Each time I hold my partner’s hand on the street I’m making a decision to come out to those around us. Every time I meet a new colleague or client and give my pronouns, that’s also a form of coming out. Even down to the choice to include my pronouns in my email signature, it’s a constant process of evaluating the risk vs benefit of being open about who I am. Coming out, and the risk-management mathematics required, can cause extreme anxiety. Every time you come out to someone new there’s a chance of rejection, discrimination, or harassment - and this is particularly true for trans people, specifically those who aren’t immediately assumed to be their true gender.
I’ve come out in the workplace multiple times for different identities – I came out as bisexual first, and then as pansexual (a largely linguistic difference, but it fits me better), and then as non-binary. For many queer people the journey of self-discovery can take multiple iterations before you find terms that feel right for you. This doesn’t necessarily mean that any of those previous terms have been untrue, though. Who we are and how we relate to ourselves can change over time, and with experience.
Coming out can be a personal choice, of course, but it can also be something you are forced to do to be treated (and referred to) as who you are. This can make your relationship with the concept quite complicated. In the workplace, coming out poses particular challenges. Do you declare your pronouns on your application form for a new role and (possibly) avoid being misgendered throughout the recruitment process, or do you keep quiet and take the assumptions they make about you on the chin to reduce your chance of being discriminated against? Do you refer to your partner(s) by gendered terms or keep things neutral so that you don’t become the target of homophobic microaggressions from your colleagues? Is it doing your relationship, your partner, and yourself an injustice to allow these cis-heteronormative assumptions to pass?

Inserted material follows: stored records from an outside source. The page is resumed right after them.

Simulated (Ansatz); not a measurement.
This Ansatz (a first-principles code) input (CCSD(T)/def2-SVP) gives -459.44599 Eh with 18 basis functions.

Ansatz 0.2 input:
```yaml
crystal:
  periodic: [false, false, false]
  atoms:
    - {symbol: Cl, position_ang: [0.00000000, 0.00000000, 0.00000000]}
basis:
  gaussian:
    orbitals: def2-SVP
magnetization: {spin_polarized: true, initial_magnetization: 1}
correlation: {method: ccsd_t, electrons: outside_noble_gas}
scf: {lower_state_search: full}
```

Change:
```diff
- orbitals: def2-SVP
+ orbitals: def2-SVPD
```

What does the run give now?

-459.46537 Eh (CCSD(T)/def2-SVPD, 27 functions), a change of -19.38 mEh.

In an ideal world, we wouldn’t have to ask these questions. In an ideal world, people wouldn’t make assumptions about you, your gender identity, or that of your partner(s) at all. Unfortunately, we do not live in an ideal world, and there is still so much work to do.
I hear people say, “why do people even need to come out in the workplace anymore?”, and I understand what they mean – it seems awfully unfair that we should have to make a statement about who we are, especially when the penalties for doing so can be so harsh. It shouldn’t matter, anyway, surely? We should all be treated equally, regardless of whether we’re LGBTQIA+ or not, shouldn’t we? This line of thinking, although understandable, does display a significant lack of understanding of the lives of queer people. It doesn’t take into account the toll of living inauthentically, of having nobody really know who you are, and of having to pretend to fit those social norms and assumptions every time you’re at work. It doesn’t take into account that still, in 2024, we are not equal in the workplace.
Personally, I do not come out at every opportunity. Sometimes it feels unsafe for me to do so, sometimes I just don’t want to perform the work of educating someone else, and sometimes things happen so quickly that the conversation moves on before I’ve said my piece. I feel a certain amount of guilt for this, as if I am betraying my LGBTQIA+ community for not standing firm in the face of assumptions, and not living loudly and proudly at every chance to do so. However, I also feel that this choice of whether to come out is mine alone to make. Coming out takes hard work, consistency, and courage, and sometimes the negative responses are simply not worth it.
This is where the role of allies comes in. You may not have the power to change how an LGBTQIA+ person feels about coming out, but you do have the power to change the risk of them doing so. You can stand up for your colleagues and friends, ask the questions about whether they’d like you to correct others when they make false assumptions, and actively commit to unlearning the assumptions you make yourself. You can report hate crimes, harassment, and discrimination when you witness them, offer support and kindness to the targets, and listen to how we experience the world we all share. You can mark yourself openly as someone who will embrace queerness, and challenge others who will not. You can be an ally, not just in name but in action, and then, maybe one day, coming out will feel triumphant and empowering for anyone who chooses to do so.